B-2 “Condor”

Curtiss B-2 formation flight over Atlantic City, N.J. S/N 28-399 is in the foreground (tail section only). (U.S. Air Force photo)

Curtiss B-2 formation flight over Atlantic City, N.J. S/N 28-399 is in the foreground (tail section only). (U.S. Air Force photo)

The military aviation industry didn’t stop between World War I and World War II, it just didn’t move as quickly in the 1920s as it did in the 1930s and 40s.

Take the 1929 offering from the Curtiss Aeroplane and Motor Company, the B-2 “Condor.” Evolving from the Martin NBS-1 bomber, the “Condor” had a short service life as the era of the biplane quickly came to an end in interwar years. But its design isn’t much of a stretch from the twin-engined medium bombers we would see in WWII. Straight-winged with two engines. The B-2 was also a big aircraft for its time, too large for most airplane hangers of the era.

The Army ordered a single XB-2 prototype in 1926, and it flew for the first time in September 1927. The only differences between the “Condor” and the NBS-1 were a thicker airfoil, steel tubing instead of a wood frame, and upgraded engines. Other than that, it was remarkable similar to the older bomber, and that made the B-2 outdated almost as soon as it left the gate.

Still, the bomber performed well and beat out designs from Keystone, Sikorsky, and Atlantic-Fokker. But as the 1930s began, advances in airplane design sank the B-2, which was taken out of service in 1934. None of the 13 planes built are believed to have survived.

After the B-2, Curtiss left the bomber business and went on to produce many varieties of the Hawk pursuit aircraft.

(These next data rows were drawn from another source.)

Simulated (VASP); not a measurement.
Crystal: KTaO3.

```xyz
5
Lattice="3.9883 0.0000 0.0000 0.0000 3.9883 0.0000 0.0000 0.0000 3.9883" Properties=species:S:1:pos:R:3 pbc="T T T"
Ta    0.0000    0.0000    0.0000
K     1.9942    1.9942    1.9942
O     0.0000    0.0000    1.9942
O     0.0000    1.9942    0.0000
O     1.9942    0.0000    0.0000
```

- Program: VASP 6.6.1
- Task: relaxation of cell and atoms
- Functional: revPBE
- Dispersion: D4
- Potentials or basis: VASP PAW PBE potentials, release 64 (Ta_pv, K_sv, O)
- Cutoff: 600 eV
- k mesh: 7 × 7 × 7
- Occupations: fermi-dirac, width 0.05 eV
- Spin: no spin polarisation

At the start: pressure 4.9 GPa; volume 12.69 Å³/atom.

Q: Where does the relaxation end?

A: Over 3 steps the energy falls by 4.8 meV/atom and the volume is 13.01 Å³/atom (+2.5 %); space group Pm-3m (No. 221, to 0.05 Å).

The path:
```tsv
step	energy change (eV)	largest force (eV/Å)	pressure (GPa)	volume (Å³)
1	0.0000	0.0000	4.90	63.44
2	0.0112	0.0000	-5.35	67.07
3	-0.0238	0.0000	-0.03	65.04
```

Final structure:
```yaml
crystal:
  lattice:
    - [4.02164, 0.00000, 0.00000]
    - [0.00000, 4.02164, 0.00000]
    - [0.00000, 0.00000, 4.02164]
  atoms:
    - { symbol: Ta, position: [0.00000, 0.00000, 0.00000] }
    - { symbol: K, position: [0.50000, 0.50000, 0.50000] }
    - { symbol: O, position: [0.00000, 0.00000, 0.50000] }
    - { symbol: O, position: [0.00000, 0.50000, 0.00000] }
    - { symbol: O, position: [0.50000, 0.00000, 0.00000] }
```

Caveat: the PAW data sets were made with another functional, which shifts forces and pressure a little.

One of the B-2s was built with dual controls so that the co-pilot could take over if need be. The design had its most success as the T-32 “Condor II” airliner, which saw use with the airlines that would become Eastern Air Lines and American Airlines. Forty-five of those were built. The military used five models — two for executive transport, which it called the YC-30, and three for cargo, which were called CT-32.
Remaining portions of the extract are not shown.